This happens when you’re daydreaming about last night. If you have an active, imaginative mind capable of weaving exquisite detail into a memory, you’ll often access those neural pleasure vaults that store steamy scenes of lovemaking, ancient and recent, while engaged in blissfully pedestrian activities, such as walking outdoors to get from place A to place B. Dulled by pre-collapse hedonistic pampering, you zone out to the thump of your playlist and recall in vivid hues that would be the envy of a weinstein bros production the girl you lacquered 18 hours ago. Your mind’s hand caresses her mesmerizingly rolling skinscape, exploring every hideaway, parting slick chrysalises, kissing lip and trough and mound, a stray nipple catching on your chest and springing away to resume its erect posture….

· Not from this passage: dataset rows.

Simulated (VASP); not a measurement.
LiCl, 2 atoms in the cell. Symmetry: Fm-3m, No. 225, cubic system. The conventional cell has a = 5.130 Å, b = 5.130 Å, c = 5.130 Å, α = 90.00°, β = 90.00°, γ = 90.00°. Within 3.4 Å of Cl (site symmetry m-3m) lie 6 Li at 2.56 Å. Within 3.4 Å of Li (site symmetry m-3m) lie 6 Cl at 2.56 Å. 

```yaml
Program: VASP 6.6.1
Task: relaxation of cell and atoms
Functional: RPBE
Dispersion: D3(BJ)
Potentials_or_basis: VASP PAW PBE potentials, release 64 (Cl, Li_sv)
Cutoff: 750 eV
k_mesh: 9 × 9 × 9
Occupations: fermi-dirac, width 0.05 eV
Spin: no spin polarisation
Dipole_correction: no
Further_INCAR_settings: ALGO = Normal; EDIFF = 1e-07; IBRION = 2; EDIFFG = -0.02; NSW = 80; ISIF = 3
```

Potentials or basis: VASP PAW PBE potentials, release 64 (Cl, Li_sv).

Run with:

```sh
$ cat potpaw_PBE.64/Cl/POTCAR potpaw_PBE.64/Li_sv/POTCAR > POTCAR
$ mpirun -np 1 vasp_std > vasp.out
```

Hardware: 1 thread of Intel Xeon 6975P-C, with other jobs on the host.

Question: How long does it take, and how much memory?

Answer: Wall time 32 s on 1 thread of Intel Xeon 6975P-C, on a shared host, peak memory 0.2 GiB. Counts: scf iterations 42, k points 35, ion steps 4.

…and then you’ve got a boney. A big one. You look down and smile, because you’re not a soyboy ashamed of your surprise swole pole. Instead of concealing your insolence behind a stack of Atlantics, you milk your gristly thistle for all it’s worth, thrusting your crotch as far forward as it can go before you tip over backwards. Maybe you put your hands on hips to draw inattentive doe eyes to where they should be focused. A fat feminist shambles by, and practically salivates before remembering to be offended. You guffaw in her maw.

Personal space? That’s pleb talk. You have summoned a mighty pipe from your manly dendrites, and a gift as that should not go unnoticed.